You are entirely correct.
I have worked since I was 16 & I still work doing bookkeeping for 2 clients at age 78.
Not only do the rest of the co-workers have to fill in the slack—MANY of those co-workers do not have any kids & never did or will.
This places the burden of discrimination into the picture. One employee-—able & willing to keep having kids gets preferential treatment & their ‘job’ is held open for them for a number of weeks. The rest of the staff has to fill in the gap.
Perhaps, as an employer, I can find that I can run the office/business with fewer people all along ???
Then, after the kids come along, those employees get to take time off for doctor’s appointments, etc. They might get docked the pay, but that doesn’t change the work burden or the time frames in getting that work done one little bit.
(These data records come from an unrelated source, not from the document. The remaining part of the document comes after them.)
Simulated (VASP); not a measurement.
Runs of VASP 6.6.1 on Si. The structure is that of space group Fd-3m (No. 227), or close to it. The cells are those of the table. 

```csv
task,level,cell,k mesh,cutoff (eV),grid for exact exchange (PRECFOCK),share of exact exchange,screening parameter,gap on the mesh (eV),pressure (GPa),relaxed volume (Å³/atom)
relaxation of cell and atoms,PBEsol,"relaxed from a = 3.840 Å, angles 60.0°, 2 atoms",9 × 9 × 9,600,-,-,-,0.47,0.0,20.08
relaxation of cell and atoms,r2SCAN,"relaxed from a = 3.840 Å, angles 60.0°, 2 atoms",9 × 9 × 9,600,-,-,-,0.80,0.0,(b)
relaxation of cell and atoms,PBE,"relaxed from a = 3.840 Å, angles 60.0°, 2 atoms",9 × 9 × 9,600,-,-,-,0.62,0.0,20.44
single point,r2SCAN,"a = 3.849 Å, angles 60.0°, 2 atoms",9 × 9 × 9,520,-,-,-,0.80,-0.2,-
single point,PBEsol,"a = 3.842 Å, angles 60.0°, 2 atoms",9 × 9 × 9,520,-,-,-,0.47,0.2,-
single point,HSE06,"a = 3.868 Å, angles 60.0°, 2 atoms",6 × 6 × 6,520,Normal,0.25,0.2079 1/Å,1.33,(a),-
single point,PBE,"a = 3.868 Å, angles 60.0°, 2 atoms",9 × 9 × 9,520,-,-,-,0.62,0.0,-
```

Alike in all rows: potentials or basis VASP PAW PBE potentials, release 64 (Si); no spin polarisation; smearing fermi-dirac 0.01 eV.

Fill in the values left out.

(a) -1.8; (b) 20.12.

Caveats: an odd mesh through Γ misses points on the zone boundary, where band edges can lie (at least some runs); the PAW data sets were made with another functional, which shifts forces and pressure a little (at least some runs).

I worked many a job where the daily work was just that——daily. It had to be cleaned up at the end of each day because a new load of paperwork was coming in the next morning. When someone was missing, the rest of us had to squeeze in that person’s work along with our own duties & workload.
Giving ANY kind of preferential treatment to a woman who chooses to have kids when they have a job they want ‘held’ for them is just plain wrong.
Either have the job or have the kids. IF you have to lose a job to have your kid——so be it. Otherwise. these women are getting the best of both of their worlds——while many of us never even had kids.
As you can tell, this has been a burr under my saddle for a very long time.
I’ve got kids and I completely agree with you. I quit work at the time we started our family. I reasoned that I could either be an engineer or I could be a mother of young children but I could not do both at the same time and do either one well.